Today, Immigration Minister Marc Miller announced the introduction of new legislation aimed at expanding Canadian citizenship by descent. The proposed Bill C-71, An Act to Amend the Citizenship Act (2024), seeks to extend citizenship beyond the first generation in an inclusive manner, preserving the value of Canadian citizenship.

Key Provisions of Bill C-71

1. Expansion of Citizenship by Descent: The bill would immediately grant Canadian citizenship to those born abroad to a Canadian parent who was also born abroad before the Act went into effect. Additionally, it would enable children born overseas and adopted by Canadian parents to acquire citizenship beyond the first generation.

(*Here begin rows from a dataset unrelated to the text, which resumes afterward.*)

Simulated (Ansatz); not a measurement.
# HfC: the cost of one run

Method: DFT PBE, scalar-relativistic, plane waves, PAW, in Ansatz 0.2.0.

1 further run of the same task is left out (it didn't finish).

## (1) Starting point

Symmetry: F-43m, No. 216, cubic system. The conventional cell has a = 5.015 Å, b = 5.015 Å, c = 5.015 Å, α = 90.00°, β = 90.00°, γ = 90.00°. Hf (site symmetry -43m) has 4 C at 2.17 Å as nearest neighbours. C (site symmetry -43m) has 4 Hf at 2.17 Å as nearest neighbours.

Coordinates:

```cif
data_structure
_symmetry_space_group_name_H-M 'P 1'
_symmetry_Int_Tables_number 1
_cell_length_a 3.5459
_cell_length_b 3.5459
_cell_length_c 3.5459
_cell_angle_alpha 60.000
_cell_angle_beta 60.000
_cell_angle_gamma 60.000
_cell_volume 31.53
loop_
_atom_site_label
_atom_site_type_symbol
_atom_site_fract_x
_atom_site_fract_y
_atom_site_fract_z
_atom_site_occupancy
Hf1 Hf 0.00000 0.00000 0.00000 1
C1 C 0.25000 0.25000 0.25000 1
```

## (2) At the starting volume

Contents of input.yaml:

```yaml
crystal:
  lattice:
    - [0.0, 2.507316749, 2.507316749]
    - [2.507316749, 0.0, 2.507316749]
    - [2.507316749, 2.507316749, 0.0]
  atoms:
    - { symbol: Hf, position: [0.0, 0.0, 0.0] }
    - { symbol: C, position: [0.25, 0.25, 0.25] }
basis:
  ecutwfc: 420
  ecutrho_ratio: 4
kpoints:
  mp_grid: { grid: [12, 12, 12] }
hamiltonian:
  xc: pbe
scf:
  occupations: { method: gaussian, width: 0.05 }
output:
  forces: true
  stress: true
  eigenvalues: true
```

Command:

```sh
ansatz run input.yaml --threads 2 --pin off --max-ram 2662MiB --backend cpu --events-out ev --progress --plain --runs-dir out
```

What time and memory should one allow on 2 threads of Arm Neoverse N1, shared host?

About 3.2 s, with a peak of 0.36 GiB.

2. Physical Presence Requirement: Post-legislation, parents born abroad who have or adopt children outside Canada must have accumulated at least 1,095 days of physical presence in Canada prior to the child’s birth or adoption to pass down citizenship.

3. Reinstating Citizenship for ‘Lost Canadians’: The bill aims to reinstate citizenship for “Lost Canadians”—individuals who lost or never obtained citizenship due to outdated provisions in previous citizenship laws. It will also grant citizenship to the descendants of “Lost Canadians” and anyone born overseas to a Canadian parent in the second or subsequent generations.

Addressing the Court Ruling

The Ontario Superior Court of Justice granted the government until June 19, 2024, to amend the Citizenship Act, ruling that the act unconstitutionally established two classes of Canadians. The Globe and Mail reported that the government drafted the new law in response to dissatisfaction with the slow progress of Bill S-245, which aimed to achieve similar objectives.

Understanding ‘Lost Canadians’

“Lost Canadians” are individuals affected by convoluted provisions of the Citizenship Act based on their place and time of birth. Under the first-generation cut-off regulation established in 2009, the first generation born overseas cannot automatically confer citizenship to their children if also born outside of Canada. This regulation was introduced by the Conservative government to address criticisms over “Canadians of convenience,” highlighted during the $85 million evacuation of 15,000 Lebanese Canadians during an Israeli conflict. Demonstrating a strong link to Canada is insufficient for citizenship under this regulation.

Previous Bill S-245

Bill S-245, introduced by Honourable Yonah Martin, aimed to provide citizenship by descent to those who may have lost it due to the need to petition for citizenship retention before turning 28. It also sought to offer relief to the second generation born overseas with strong ties to Canada. Passed by the Senate on May 17, 2022, and introduced in the House of Commons on June 15, 2022, Bill S-245 specifically targeted “Lost Canadians” born between February 15, 1977, and April 16, 1981. These individuals would have been Canadian citizens by birth but might not have known they needed to apply to retain their citizenship before turning 28.

The House of Commons Standing Committee on Citizenship and Immigration (CIMM) reviewed Bill S-245, identifying that several amendments were necessary to address specific issues.


Bill C-71 represents a significant step towards inclusivity in Canadian citizenship laws, aiming to rectify past legislative oversights and extend citizenship rights more broadly. Once Parliament passes the law and it receives royal assent, the changes will be promptly implemented, with more information made available to eligible individuals on the government’s website. This new legislation marks a proactive response to ensure that Canadian citizenship is accessible and equitable for all eligible individuals.